Matt Nixon does the same thing that Tieri has done: he plays to the audience that's into Wolverine's "Kewl" factor. Clarity, plausiblity and characterization are secondary concerns here, if they're addressed at all. Younger readers might get a kick out of this story, but it's nothing we haven't seen before. Wolverine continues to stand out as a title that's all style no substance... and to be honest, I'm not even that impressed with the style part of the equation.
Logan hooks up with his monster-slaying priest friend, Father Braun, who warns the feral mutant that there's a conspiracy within the Catholic Church led by Cardinal Panzer, whom some refer to as the Shadow Pope. It seems Panzer has found a way to convert people to Catholicism against their will, and he has metahuman agents such as the blade-wielding Dogma to help him in his nefarious mission.
Fraga certainly has developed his style since the days when he was little more than a Rob Liefeld imitator. Mind you, it's still the flaws, not the strengths, in his work that catch my eye. There's no consistency in the portrayal of the characters, and anatomy gets slightly distorted. The Dogma design is visually uninteresting as well.

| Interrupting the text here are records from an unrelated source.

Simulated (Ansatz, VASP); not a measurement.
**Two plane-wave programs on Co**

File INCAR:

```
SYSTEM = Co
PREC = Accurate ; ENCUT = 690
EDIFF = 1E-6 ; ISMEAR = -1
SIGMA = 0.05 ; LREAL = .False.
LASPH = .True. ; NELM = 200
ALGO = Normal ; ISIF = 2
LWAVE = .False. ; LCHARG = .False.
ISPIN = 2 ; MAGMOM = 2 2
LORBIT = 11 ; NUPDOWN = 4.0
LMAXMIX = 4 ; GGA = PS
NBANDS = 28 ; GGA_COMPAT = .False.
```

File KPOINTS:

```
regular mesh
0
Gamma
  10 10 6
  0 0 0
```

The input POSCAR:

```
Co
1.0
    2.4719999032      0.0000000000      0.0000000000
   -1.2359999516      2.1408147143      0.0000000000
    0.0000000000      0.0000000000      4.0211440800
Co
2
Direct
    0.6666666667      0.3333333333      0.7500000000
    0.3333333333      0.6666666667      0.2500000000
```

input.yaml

A mind-control plot with the church, you say? Evil cardinals? Metahuman emissaries? You know, the Catholic Church has been in the news a lot lately, and this clumsy, oversimplified and even silly plot pales in comparison to the real-life crimes that have gone on behind closed doors. This dark cloud has loomed over the Catholic Church for years, and in light of that reality, of that context, Nixon's decision to transform a cardinal into a one-dimensional super-villain seems ill-advised.